Strategy: Use Linux Taskset to Pin Processes or Let the OS Schedule It?
This question comes from Ulysses on an interesting thread from the Mechanical Sympathy news group, especially given how multiple processors are now the norm:
Ulysses:
- On an 8xCPU Linux instance, is it at all advantageous to use the Linux taskset command to pin an 8xJVM process set (co-ordinated as a www.infinispan.org distributed cache/data grid) to a specific CPU affinity set (i.e. pin JVM0 process to CPU 0, JVM1 process to CPU1, ...., JVM7process to CPU 7) vs. just letting the Linux OS use its default mechanism for provisioning the 8xJVM process set to the available CPUs?
- In effrort to seek an optimal point (in the full event space), what are the conceptual trade-offs in considering "searching" each permutation of provisioning an 8xJVM process set to an 8xCPU set via taskset?
Given taskset is they key to the question, it would help to have a definition:
Used to set or retrieve the CPU affinity of a running process given its PID or to launch a new COMMAND with a given CPU affinity. CPU affinity is a scheduler property that "bonds" a process to a given set of CPUs on the system. The Linux scheduler will honor the given CPU affinity and the process will not run on any other CPUs.
On the thread there's a suggestion to use Java-Thread-Affinity instead of taskset.
There are different opinions on the subject. The most common of which is just let the OS do the scheduling for you. The OS knows best. And this is what Paul de Verdière found in general, but makes an exception for low-latency tasks:
In my somewhat empirical experience with CPU pinning, I observed that pinning an entire JVM (single thread, cpu-intensive application) to a single core gave not as good performance as letting the OS choose CPUs with its default scheduler. This is probably due to misc housekeeping threads competing with the applicative threads. CPU-pinning on a per-thread basis(*) makes sense when low-latency/high responsiveness is involved, in which case CPU isolation should also be used to avoid pollution by other processes. For heavy parallel computations, I tend to think this is not really necessary.

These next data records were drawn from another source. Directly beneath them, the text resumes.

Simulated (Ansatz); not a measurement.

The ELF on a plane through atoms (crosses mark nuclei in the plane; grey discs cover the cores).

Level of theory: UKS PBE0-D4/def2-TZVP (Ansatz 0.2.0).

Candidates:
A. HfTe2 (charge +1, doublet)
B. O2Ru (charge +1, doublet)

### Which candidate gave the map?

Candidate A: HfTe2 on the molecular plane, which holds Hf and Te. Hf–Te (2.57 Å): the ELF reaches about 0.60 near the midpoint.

Performance guru Martin Thompson has wrote about how to Exploit Processor Affinity For High And Predictable Performance.
Russell Sullivan in Russ’ 10 Ingredient Recipe For Making 1 Million TPS On $5K Hardware talked about a related concept, using IRQ affinity in the NIC to avoid ALL soft interrupts (generated by tcp packets) bottlenecking on a single core.
In The Secret To 10 Million Concurrent Connections -The Kernel Is The Problem, Not The Solution, Robert Graham suggests telling the OS to use the first two cores, then set where your threads run on which cores, so you own these CPUs and Linux doesn’t.
Mike (I'm assuming Michael Barker, but I don't know for sure) gave a really great answer with specific tool suggestions from their experience on LMAX:
We currently use taskset at LMAX, the biggest win is not in locality, but simply separation of the cores used for the application and the cores use for handling OS interrupt requests. We use irqbalance and the IRQBALANCE_BANNED_CPUS option, others advocate disabling irqbalance to configuring the affinity via the /proc filesystem. Also you can use taskset in the init process to move all of the system daemons to a different set of cores too.
Taskset is a fairly blunt tool, thread affinity will give you finer grained control and will probably be more useful if you are trying to exploit memory locality. As Peter himself also points out (http://vanillajava.blogspot.co.nz/2013/07/micro-jitter-busy-waiting-and-binding.html), if your goal is to eliminate latency jitter, thread affinity is best combined with isolcpus. While using thread affinity will prevent your thread from being scheduled elsewhere, it doesn't preclude the OS from scheduling something else on the bound CPU potentially introducing jitter.
Reader Comments (5)
At MigratoryData we obtained best results by disabling the irqbalance and configuring the affinity via the /proc filesystem as detailed in Scaling to 12 Million Concurrent Connections: How MigratoryData Did It.
This affinity tuning proved to be particularly useful for our web streaming technology to achieve both very high vertical scalability (12 million concurrent connections on a 1U server) and high throughput (near 10 Gbps data streaming from a 1U server).
One key consideration is how memory intensive your application is. Multi-socket Intel commodity servers these days are typically NUMA which means there is a large latency penalty for accessing memory that was malloc'ed on a different socket. Similarly, Java garbage collection is very memory-latency sensitive, so pinning a JVM to a single socket maximises the chances that all memory access is local. There's a -XX:+UseNUMA option in Oracle's JVM which should in theory improve NUMA GC, but in benchmarking I haven't seen much of an improvement with this option.
I think you mean Martin Thompson :-)
What is the FreeBSD version of this?
This was covered in some detail by Paul Tyma (Mailinator) at the below
http://mailinator.blogspot.com.au/2010/02/how-i-sped-up-my-server-by-factor-of-6.html
A very interesting read. He managed to gain a 6x speed-up on a multi threaded java application by restricting it to a single CPU core using taskset.